There are several ways public companies can raise capital in Australia. Each option carries different legal, market and commercial considerations, so it is important for listed entities to be deliberate in choosing the right structure for their raise. In Australia, the capital markets are governed primarily by the Corporations Act 2001 (Cth) and the ASX Listing Rules, both of which shape what is permissible and how transactions can be executed.
This article explores the key capital raising options available to ASX-listed companies and the factors that typically inform which path a company takes.
Placements: Institutional and Sophisticated Investors
Placements are one of the most commonly used capital raising tools for ASX-listed companies, particularly when timing is critical.
For listed companies, one of the key regulatory advantages is the ability to rely on the “cleansing notice” regime under section 708A(5) of the Corporations Act 2001 (Cth). This allows a company to issue shares without a prospectus, provided that it has been listed for at least 12 months and has met its continuous disclosure obligations during that time. To rely on this exemption, the company must lodge a cleansing notice with the ASX immediately after the placement, confirming that it has complied with its disclosure obligations and disclosing any material information not already in the market.
The cleansing notice effectively “cleanses” the new securities, enabling them to be freely tradable on the ASX without a prospectus. This mechanism is central to the speed and efficiency of placements, particularly when working within narrow trading windows or capitalising on market momentum.
However, placements are subject to the limits set out in ASX Listing Rule 7.1, which generally restrict a company from issuing more than 15% of its issued capital in any 12-month period without shareholder approval. For smaller listed entities that meet certain eligibility requirements, shareholder approval under Listing Rule 7.1A can increase this capacity to 25%. Careful planning is required to ensure sufficient placement capacity is available or to obtain necessary approvals ahead of time.
One challenge with placements is that they are typically offered to select institutional and sophisticated investors only, excluding retail investors from participation. This can raise concerns about dilution and fairness, particularly in companies with large retail registers. To address this, many companies follow a placement with a Share Purchase Plan (discussed below) that gives retail investors the opportunity to invest on similar terms, preserving goodwill and providing broader access to the raise.
Placements can be underwritten, but typically are not, as they are often executed through a bookbuild process that secures firm commitments from institutional or sophisticated investors before the offer is announced. However, in certain circumstances, such as where the raise is large or market conditions are uncertain, a placement may be underwritten to provide funding certainty. In that case, the underwriter agrees to subscribe for any shortfall in return for a fee and usually plays a role in the allocation process.
Placements continue to be the preferred tool where speed, flexibility, and institutional demand are the priorities. The cleansing notice regime plays a crucial role in enabling this efficiency, but directors must remain mindful of disclosure risks and market fairness, particularly in the context of selective allocations.

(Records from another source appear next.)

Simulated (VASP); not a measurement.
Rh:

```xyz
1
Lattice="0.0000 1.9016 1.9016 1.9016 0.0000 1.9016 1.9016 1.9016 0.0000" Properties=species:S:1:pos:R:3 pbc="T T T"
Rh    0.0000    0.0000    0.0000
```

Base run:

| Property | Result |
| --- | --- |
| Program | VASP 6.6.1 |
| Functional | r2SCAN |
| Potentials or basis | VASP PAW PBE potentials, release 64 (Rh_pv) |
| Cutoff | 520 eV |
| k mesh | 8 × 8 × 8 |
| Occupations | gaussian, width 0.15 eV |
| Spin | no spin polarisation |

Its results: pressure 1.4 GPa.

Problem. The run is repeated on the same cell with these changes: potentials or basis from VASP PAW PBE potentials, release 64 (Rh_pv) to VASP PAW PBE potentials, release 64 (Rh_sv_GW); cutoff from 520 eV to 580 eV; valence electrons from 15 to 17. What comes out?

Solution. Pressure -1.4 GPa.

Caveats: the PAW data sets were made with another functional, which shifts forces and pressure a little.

Pro-Rata Rights Issue: Existing Shareholders
Rights issues are a traditional form of capital raising that give existing shareholders the right to purchase new shares in proportion to their current holdings. This pro-rata structure is generally viewed as equitable, as it allows shareholders to avoid dilution if they choose to participate. There are two main types: renounceable and non-renounceable.
In a non-renounceable rights issue, shareholders must either take up their entitlement or allow it to lapse. In a renounceable rights issue, shareholders who do not wish to participate can sell their entitlements on the ASX, thereby recovering some value. Renounceable rights issues are more complex and costly to run but are considered fairer and often more attractive investors.
Rights issues are frequently underwritten to provide the company with funding certainty. Underwriters may be required to take up any shortfall in applications, in exchange for a fee and potential upside.
Although rights issues are generally more time-consuming than placements, they can raise significant amounts of capital while reinforcing alignment between the company and its shareholder base. However, poor structuring or pricing can lead to low participation rates or downward pressure on the share price.
Share Purchase Plans: Extending Access to Retail Investors
Share purchase plans (SPPs) are another popular mechanism to include existing shareholders in a raise. An SPP allows shareholders to apply for additional shares, up to a regulatory cap (currently $30,000 per shareholder), without the need for a prospectus. These plans are usually offered at a discount and without brokerage costs, making them attractive to smaller investors.
In an SPP, the company sends eligible shareholders an offer booklet outlining the key terms of the offer. This booklet is not as extensive as a prospectus, but it must still provide sufficient information for shareholders to make an informed investment decision. It typically includes the offer price, application period, maximum investment amount (currently capped at $30,000 per shareholder), use of funds, and instructions for applying. While the regulatory requirements are less onerous than a full disclosure document, companies must ensure the booklet is accurate, clear, and complies with ASIC and ASX guidance.
SPPs are often run in conjunction with placements, where the company completes a placement with institutional investors and then invites retail holders to invest on comparable terms. This is partly driven by fairness, but also serves as a way to top up the amount raised and reduce any perceived dilution of the retail register.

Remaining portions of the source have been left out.